Help us improve the AWS re:Post Knowledge Center by sharing your feedback in a brief survey. Your input can influence how we create and update our content to better support your AWS journey.
How do I troubleshoot an EC2 Linux instance that fails a status check because of resource over-usage?
My Amazon Elastic Compute Cloud (Amazon EC2) Linux instance failed its instance status check because it no longer has available resources.
Short description
Your instance might fail its status health check because of resource usage for the following reasons:
- Your instance's CPU utilization is close to 100% and the instance didn't have enough compute capacity left for the kernel to run.
- The root device is 100% full and doesn't allow other processes to complete or begin.
- The processes that run on the instance used all of its memory and don't allow the kernel to run.
Resolution
Important: Before you stop and start your instance, take the following actions.
- Create a snapshot of your Amazon Elastic Block Store (Amazon EBS) volume.
Note: If your instance is instance store-backed or has instance store volumes that contain data, then Amazon EC2 deletes the data when you stop the instance. - Temporarily remove the instance from its Amazon EC2 Auto Scaling group.
Note: If you stop an instance that's in an Amazon EC2 Auto Scaling group, then you might terminate the instance based on your scale-in protection settings. Instances that you launch with Amazon EMR, AWS CloudFormation, or AWS Elastic Beanstalk might be in an Auto Scaling group. - Set the instance shutdown behavior to Stop to make sure that the instances don't terminate when you stop them.

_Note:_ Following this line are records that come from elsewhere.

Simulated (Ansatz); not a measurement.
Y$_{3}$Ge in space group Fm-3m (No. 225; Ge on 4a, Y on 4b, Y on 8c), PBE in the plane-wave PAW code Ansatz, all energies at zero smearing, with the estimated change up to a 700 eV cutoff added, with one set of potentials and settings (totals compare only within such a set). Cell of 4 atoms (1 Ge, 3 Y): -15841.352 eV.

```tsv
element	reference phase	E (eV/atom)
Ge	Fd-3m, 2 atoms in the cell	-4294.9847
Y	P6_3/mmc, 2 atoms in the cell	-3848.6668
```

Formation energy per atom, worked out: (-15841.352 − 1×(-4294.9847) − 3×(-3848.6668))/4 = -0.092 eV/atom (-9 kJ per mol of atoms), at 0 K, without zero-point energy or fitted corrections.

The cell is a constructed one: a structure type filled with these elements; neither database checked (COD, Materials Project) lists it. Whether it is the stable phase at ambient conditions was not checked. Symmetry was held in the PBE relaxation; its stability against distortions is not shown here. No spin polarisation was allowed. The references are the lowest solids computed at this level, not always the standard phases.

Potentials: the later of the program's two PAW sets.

Stop and start your instance to force the kernel to stop running processes. This is a temporary solution to return resources to the operating system (OS). To fix the over-usage issues, take the following actions to address the root cause.
Note: When you stop and start an instance, the instance's public IP address changes. It's a best practice to use an Elastic IP address to route external traffic to your instance instead of a public IP address.
Check the instance's CloudWatch CPU metrics
Check whether the instance's Amazon CloudWatch CPUUtilization metric is at or near 100%. If it is, then reboot your instance to return the instance to a healthy status. If the problem still occurs after reboot, then the instance's CPU requirements are higher than what your instance type offers.
To resolve this issue, change your instance type to one with higher CPU availability.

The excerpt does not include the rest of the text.